Advanced Mini-Batching with JAX
================================

The creation of mini-batching is crucial for letting the training of a deep learning model scale to huge amounts of data.
Instead of processing examples one-by-one, a mini-batch groups a set of examples into a unified representation where it can efficiently be processed in parallel.
In the image or language domain, this procedure is typically achieved by rescaling or padding each example into a set to equally-sized shapes, and examples are then grouped in an additional dimension.
The length of this dimension is then equal to the number of examples grouped in a mini-batch and is typically referred to as the :obj:`batch_size`.
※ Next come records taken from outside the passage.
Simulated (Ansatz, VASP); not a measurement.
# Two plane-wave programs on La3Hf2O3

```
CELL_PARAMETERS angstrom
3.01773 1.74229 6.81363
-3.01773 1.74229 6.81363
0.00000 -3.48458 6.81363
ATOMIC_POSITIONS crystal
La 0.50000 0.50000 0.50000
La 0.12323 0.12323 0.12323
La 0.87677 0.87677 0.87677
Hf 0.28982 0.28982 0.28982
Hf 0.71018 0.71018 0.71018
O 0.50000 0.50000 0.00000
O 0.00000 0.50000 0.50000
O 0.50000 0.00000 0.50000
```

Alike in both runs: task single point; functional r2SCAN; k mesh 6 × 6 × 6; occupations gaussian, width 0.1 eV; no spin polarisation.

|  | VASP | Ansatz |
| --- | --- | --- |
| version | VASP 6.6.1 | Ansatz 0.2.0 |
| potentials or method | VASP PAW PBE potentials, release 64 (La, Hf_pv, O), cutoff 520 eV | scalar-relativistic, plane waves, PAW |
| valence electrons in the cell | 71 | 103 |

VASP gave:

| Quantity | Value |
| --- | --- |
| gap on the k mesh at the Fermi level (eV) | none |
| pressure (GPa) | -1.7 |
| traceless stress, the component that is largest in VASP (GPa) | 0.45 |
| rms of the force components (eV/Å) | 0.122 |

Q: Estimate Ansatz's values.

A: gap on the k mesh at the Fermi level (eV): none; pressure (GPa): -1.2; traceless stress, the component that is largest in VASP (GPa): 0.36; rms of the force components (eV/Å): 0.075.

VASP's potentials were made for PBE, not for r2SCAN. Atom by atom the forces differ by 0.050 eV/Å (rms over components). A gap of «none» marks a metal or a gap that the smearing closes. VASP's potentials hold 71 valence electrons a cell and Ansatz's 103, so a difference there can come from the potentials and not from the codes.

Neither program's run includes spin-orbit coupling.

Since graphs are one of the most general data structures that can hold *any* number of nodes or edges, the two approaches described above are either not feasible or may result in a lot of unnecessary memory consumption.
In **JraphX**, we adopt the same approach as PyTorch Geometric to achieve parallelization across a number of examples.
Here, adjacency matrices are stacked in a diagonal fashion (creating a giant graph that holds multiple isolated subgraphs), and node and target features are simply concatenated in the node dimension, *i.e.*

.. math::

    \mathbf{A} = \begin{bmatrix} \mathbf{A}_1 & & \\ & \ddots & \\ & & \mathbf{A}_n \end{bmatrix}, \qquad \mathbf{X} = \begin{bmatrix} \mathbf{X}_1 \\ \vdots \\ \mathbf{X}_n \end{bmatrix}, \qquad \mathbf{Y} = \begin{bmatrix} \mathbf{Y}_1 \\ \vdots \\ \mathbf{Y}_n \end{bmatrix}.

This procedure has some crucial advantages over other batching procedures:

1. GNN operators that rely on a message passing scheme do not need to be modified since messages still cannot be exchanged between two nodes that belong to different graphs.

2. There is no computational or memory overhead.
   For example, this batching procedure works completely without any padding of node or edge features.
   Note that there is no additional memory overhead for adjacency matrices since they are saved in a sparse fashion holding only non-zero entries, *i.e.*, the edges.

**JraphX** automatically takes care of batching multiple graphs into a single giant graph with the help of the :class:`jraphx.data.Batch` class.

Basic Batching in JraphX
------------------------

**JraphX** uses the :class:`jraphx.data.Batch` class to handle batching multiple graphs. Here's how it works:

.. code-block:: python

    import jax.numpy as jnp
    from jraphx.data import Data, Batch

    # Create individual graphs
    graph1 = Data(
        x=jnp.array([[1.0, 2.0], [3.0, 4.0]]),  # 2 nodes
        edge_index=jnp.array([[0, 1], [1, 0]])   # 2 edges
    )

    graph2 = Data(
        x=jnp.array([[5.0, 6.0], [7.0, 8.0], [9.0, 10.0]]),  # 3 nodes
        edge_index=jnp.array([[0, 1, 2], [1, 2, 0]])          # 3 edges
    )

    # Create batch
    batch = Batch.from_data_list([graph1, graph2])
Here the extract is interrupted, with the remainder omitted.